A number of studies of the interaction between Europeans and native West Indians have been published during the celebration of the Columbus Quincentenary. Most, including a book by this reviewer, examine the relations between the Spaniards and the Tainos (Arawaks), who inhabited the Bahama Islands and the Greater Antilles. The present volume focuses instead on European encounters with the Island Caribs, who lived in the Lesser Antilles.
Boucher begins by summarizing the sporadic Spanish contacts with the Island Caribs before other European nations became interested in the Lesser Antilles. He then discusses the rivalry between the British and French as they founded their first colonies between 1623 and 1660, the success of the remaining Island Caribs in playing the two nations against each other from 1660 to 1689, and the gradual decline of the natives from 1689 to 1763. Dutch colonization is mentioned only incidentally. Views of the Amerindians in the contemporary European literature are considered at the end.
The book's strength lies in its handling of the European side of the contact situation. Boucher offers new insights into conditions in the colonies based on extensive study of the French archives, and explains in detail how incidents in Europe affected events in the Caribbean. His discussion of European images of the Native Americans extends beyond the West Indies to include both South and North America.
The handling of the Island Carib side of the contact is less successful. Boucher favors the revisionist conclusion that the Tainos and Island Caribs constituted a single ethnic group. Actually, the two spoke different languages and had different cultures. For example. Taino villages centered on a chief's house, which faced a central plaza and was surrounded by the homes of nobles and commoners, whereas the Island Carib villages consisted of a men's house set in the midst of homes for the women and children. The Tainos acquired power by keeping the bones of their ancestors in their houses, while the Island Caribs obtained it by eating bits of their enemies. Boucher correctly rejects the widespread belief that the Caribs ate their enemies as food, but fails to consider seriously the alternative possibility of ritual cannibalism.

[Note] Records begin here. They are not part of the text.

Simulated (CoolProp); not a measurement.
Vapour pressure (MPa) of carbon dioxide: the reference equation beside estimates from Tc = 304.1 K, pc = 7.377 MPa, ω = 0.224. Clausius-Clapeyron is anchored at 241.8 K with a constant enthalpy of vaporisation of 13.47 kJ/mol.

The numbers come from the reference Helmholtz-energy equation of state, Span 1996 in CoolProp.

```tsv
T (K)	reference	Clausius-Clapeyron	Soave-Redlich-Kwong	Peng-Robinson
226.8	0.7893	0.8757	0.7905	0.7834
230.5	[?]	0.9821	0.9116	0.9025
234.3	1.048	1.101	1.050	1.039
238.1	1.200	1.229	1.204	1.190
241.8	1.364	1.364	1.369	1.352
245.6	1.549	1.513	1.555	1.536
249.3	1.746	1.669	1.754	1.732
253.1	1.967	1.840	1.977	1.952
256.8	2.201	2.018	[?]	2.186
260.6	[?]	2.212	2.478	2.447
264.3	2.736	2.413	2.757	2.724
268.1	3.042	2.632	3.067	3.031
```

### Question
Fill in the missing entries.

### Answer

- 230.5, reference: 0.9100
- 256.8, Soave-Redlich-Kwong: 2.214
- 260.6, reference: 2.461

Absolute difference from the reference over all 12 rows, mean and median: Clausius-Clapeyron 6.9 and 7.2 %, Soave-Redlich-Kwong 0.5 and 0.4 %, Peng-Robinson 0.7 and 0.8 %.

His archival research does support a second ethnic dichotomy that has also been questioned, between Black and Yellow Caribs. Slaves fleeing the British plantations on Barbados intermarried with the natives on the windward side of neighboring St. Vincent to form the Black Caribs. The natives on the leeward side then became known as Yellow Caribs because they retained their original skin color. History here repeats itself for the ancestral Island Caribs had arisen through absorption of mainland Carib war parties into the previous Igneri population in the southern half of the Lesser Antilles.